WASHINGTON -- Forty years ago, all of America learned the name of a particular condominium, hotel and office complex along the Potomac in the nation's capital.
"Watergate" has been irrevocably tattooed on the national psyche, the story so familiar that only the very young need a primer. For most, the very name Watergate is synonymous with government corruption and the uniquely odd and criminally paranoid 37th president of the United States, Richard M. Nixon.
To members of a certain generation, it is a where-were-you-when question. Where were you during the Watergate hearings? For those over 50 or so, the answer likely is "glued to the television." The Watergate hearings were great TV, not only because of the content of the investigation but also because of the characters. Two consistently spring to mind -- Sam Ervin, the colorful North Carolina senator who oversaw the Senate hearings. And Maureen Dean, the gorgeous blond wife of then-White House counsel (and now-ubiquitous) John Dean. Many will confess that the ethereal Mo, who wore her platinum hair pulled back into a tight bun and sat like a sparkling hallucination in a battlefield of wounded men, was as mesmerizing as the testimony.
This past week has been filled with reunions of various remaining characters, including Dean (but, alas, not Mo), and not least, of course, the forever-famous "Woodward and Bernstein," (Bob and Carl), the two Washington Post reporters who brought the story to light and whose names have themselves become institutionalized, thanks in part to the movie based on their book, "All the President's Men."
Much debate has centered on the meaning of Watergate. For their part, Woodward and Bernstein, sharing a byline for the first time in more than three decades, recently wrote in The Washington Post that Watergate really represented five overlapping wars that Nixon was conducting -- against the anti-Vietnam movement, the news media, Democrats, the judiciary and history itself.
Nixon was a criminal to be sure, even if he never quite saw it that way. He broke the law, was willing to bribe, burgle, wiretap, lie and extort for political gain. Somewhere along his dark path of consuming paranoia, he lost any flicker of light to help him see that he was lost. Woodward and Bernstein say that our allegiance to the adage that the cover-up is always worse than the crime is misplaced in Nixon's case.
Beyond the obvious, Nixon and the Watergate episode did great, perhaps irreparable, harm to the American spirit. A generation already traumatized by a war that ended up killing 58,000 of its brothers, boyfriends, husbands and fathers lost any remaining innocence, as well as trust in authority and faith in governmental institutions. The flag our forefathers raised on the moral high ground looked suddenly shabby and soiled.
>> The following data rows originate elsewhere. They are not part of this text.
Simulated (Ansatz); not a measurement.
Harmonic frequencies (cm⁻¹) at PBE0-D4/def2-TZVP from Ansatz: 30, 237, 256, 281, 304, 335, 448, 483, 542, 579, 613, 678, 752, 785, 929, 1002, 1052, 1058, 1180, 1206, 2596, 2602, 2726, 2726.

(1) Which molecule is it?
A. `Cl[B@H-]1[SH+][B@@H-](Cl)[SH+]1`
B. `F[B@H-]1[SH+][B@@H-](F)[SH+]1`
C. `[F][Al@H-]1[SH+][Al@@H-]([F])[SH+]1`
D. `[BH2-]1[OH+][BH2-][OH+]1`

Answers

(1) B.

When even the president of the United States was willing to burglarize the American people, there was no one left to trust. Adding insult, the entire episode was a cheap suit, sleazy and banal. Could the greatest nation in human history really be driven to a constitutional crisis by a bungled, third-rate burglary?
Not incidentally, Watergate also created something else of significance -- the celebrity journalist and a generation of wannabe Woodwards and Bernsteins. Those of us who found our way to newsrooms all wanted the big story, if not necessarily the movie with attendant fame and fortune. What most realized rather quickly was that journalism was more like laying bricks than leaping tall buildings. Deep Throat was just a disgusting porn flick and The Big Story was more likely a city council debate over tax millage rates.
We couldn't all be Woodwards and Bernsteins, it turned out, but the presumption of corruption and government as the enemy was a pervasive, defining force in newsrooms across the nation. And this force in turn helped shape a relentless cynicism that persists today even as it morphs into something else.
And what is that? Hard to say, but a country without faith or trust in its institutions -- from the presidency to Congress to the judiciary and even to the once glorious, swashbuckling, truth-seeking press -- is going to have a rough go of things. As seems to be the case. Given the spoils of what took place on June 17, 1972, at the Watergate office building, Nixon was no petty thief. He was a grand larcenist.
Whether we can recover those stolen goods -- nothing less than America's promise to itself -- is Watergate's true legacy and it is punctuated with a question mark.